Python script to export any kind of recipes into SQL?

Options
Pizarro75
Pizarro75 Partner, Registered Posts: 7 Partner

I am in charge to migrate a whole Dataiku project to GCP BigQuery.

In my Dataiku project, I have around 90 input tables and 3 output tables, between those tables, around 500 different jobs (mostly JOIN, GROUP BY) and a single Python job.

Screenshot 2021-11-26 at 18.14.45.png

To export my whole project, I opened a ticket on the support to know if there is currently an easy way to export my whole project into SQL. They told me it is depending of my recipy type, it is possible if recipe['type'] = 'sql_query'.
However, If I list job types of my recipes there are mostly: shaker, grouping, join. I do not have any custom SQL.
I guess it is possible to export every type of recipes with a Python script, does anyone ever done this?
client = dataiku.api_client()
project = client.get_project('MDMPLANIF')
recipes = project.list_recipes()
for recipe in recipes:
if recipe['type'] != 'sql_query': # only consider SQL query recipes
print(recipe['type'])
continue
item = project.get_recipe(recipe["name"])
settings = item.get_settings()
sql = settings.data["payload"]
pprint.pprint(sql)

Answers

  • Keiji
    Keiji Dataiker, Dataiku DSS Core Designer, Dataiku DSS ML Practitioner, Dataiku DSS Adv Designer, Registered Posts: 52 Dataiker
    edited July 17
    Options

    Hello @Pizarro75
    ,

    Thank you so much for posting the question on Community.

    For the recipes whose types are other than SQL (such as Join and Prepare) and engines are "In-database (SQL)", would you please check if you can retrieve their SQL queries as follows?

    import dataiku
    import pprint
    
    client = dataiku.api_client()
    project = client.get_default_project()
    recipe = project.get_recipe('your_recipe_name')
    status = recipe.get_status()
    sql = status.data['sql']
    pprint.pprint(sql)

    Screen Shot 2021-11-29 at 13.14.45.pngScreen Shot 2021-11-29 at 13.19.53.png

    I hope this would help.

    Sincerely,
    Keiji, Dataiku Technical Support

  • Pizarro75
    Pizarro75 Partner, Registered Posts: 7 Partner
    edited July 17
    Options

    Thank you Keiji, this is working perfectly. I actually submitted a ticket in Dataiku suppot page and they were not able to find a way to help me. I just updated your script and I am getting the results I was expecting.

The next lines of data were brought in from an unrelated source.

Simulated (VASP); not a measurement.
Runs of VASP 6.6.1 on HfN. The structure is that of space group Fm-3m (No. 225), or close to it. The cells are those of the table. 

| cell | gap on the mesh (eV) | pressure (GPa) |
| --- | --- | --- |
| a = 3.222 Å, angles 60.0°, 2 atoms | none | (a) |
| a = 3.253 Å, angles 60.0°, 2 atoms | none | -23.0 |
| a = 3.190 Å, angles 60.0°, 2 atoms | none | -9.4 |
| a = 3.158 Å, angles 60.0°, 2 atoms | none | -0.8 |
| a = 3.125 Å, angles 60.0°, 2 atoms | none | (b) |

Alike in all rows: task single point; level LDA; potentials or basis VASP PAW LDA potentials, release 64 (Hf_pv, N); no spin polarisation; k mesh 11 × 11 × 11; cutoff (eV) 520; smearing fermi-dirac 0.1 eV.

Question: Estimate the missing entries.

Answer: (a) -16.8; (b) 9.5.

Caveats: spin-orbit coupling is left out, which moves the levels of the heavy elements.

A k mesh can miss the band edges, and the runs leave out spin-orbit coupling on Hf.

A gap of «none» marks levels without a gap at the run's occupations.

    client = dataiku.api_client()
    project = client.get_project('MDMPLANIF')
    recipe = project.get_recipe('compute_MAST_STKO_STPO')
    status = recipe.get_status()
    sql = status.data['sql']
    print(sql)

    However, when I a trying to loop over all my recipes (over 500), this is not working. My 2 cents is that I can not get the status to every type of recipes.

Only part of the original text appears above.